What to Take Away From FedEx and Target’s Accessibility Lawsuits
Updated: June 3, 2019
Accessibility lawsuits can tell us a lot about what makes an organization accessible to both employees and customers.
Two lawsuits in particular, against international shipper FedEx and retail giant Target, highlight the importance of making accessibility a priority in both physical and digital spaces.
EEOC & NAD vs. FedEx
In October of 2014, FedEx was sued by the U.S. Equal Employment Opportunity Commission (EEOC).
The suit was filed in response to 19 separate charges filed throughout the country, all citing discrimination against deaf and hard-of-hearing workers by FedEx Ground. The bases of these charges were that FedEx Ground violated the ADA by failing to provide American Sign Language (ASL) interpreters or closed captioned training videos, and refused to provide necessary modifications to sound-sensitive equipment.
In mid-2015, the National Association of the Deaf (NAD) stepped in to support EEOC. In 2016, FedEx’s motion to dismiss that case was denied by a federal judge who stated, “FedEx Ground’s alleged failure to accommodate deaf and hard-of-hearing employees and applicants is the heart of the case.”
The case remains in litigation.
The “reasonable accommodations vs. undue burden” dichotomy
The ADA states that employers are under no obligation to provide accommodations if they would cause an “undue burden” on the company, financially or otherwise.
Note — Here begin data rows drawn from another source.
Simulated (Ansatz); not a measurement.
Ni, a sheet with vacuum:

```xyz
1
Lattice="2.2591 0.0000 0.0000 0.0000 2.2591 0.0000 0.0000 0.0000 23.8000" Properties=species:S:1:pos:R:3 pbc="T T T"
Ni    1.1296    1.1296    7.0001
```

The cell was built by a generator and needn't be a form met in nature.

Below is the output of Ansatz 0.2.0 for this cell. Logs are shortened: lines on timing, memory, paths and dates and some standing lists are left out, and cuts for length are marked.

Because FedEx’s annual revenue is so high ($11.6 billion in the fiscal year 2014) it is unlikely they can justify that providing “reasonable” accommodations like captioning their video content, providing interpreters when necessary, and making basic modifications to equipment, will represent a financial burden on the company.
- The larger your organization’s revenue, the more likely you are obligated to provide reasonable accommodations that are in direct proportion to the size and needs of your workforce.
- It’s a good idea to keep accessibility in mind as your organization grows, and to “bake in” accessible features to things like new products, programs, and policies.
NFB vs. Target
In 2006, the National Federation of the Blind (NFB) sued Target Corporation in a precedent-setting case over its public retail website. The NFB claimed that blind people were unable to access much of the information on Target’s site and could not purchase anything independently.
Both sides reached a settlement in 2008. Target Corporation paid a large settlement fee, covered both sides’ legal costs, and agreed to make its website accessible to blind users.
Over the years, Target has worked closely with the NFB to ensure its website is accessible to blind consumers and is now considered a leader in web accessibility by the NFB.
- The main lesson from this case is best summed up in a blog post by Jared Smith of WebAim. He writes, “[T]he settlement amount is significantly more than what it would have cost Target to implement a high level of accessibility in the first place.”
- The outcome of this lawsuit demonstrates that it is wiser to consider accessibility in the early stages of design and planning than to ignore it or take a more reactive approach.
- This was a historical ruling because it was one of the first major cases that helped define the relationship between the internet and the ADA.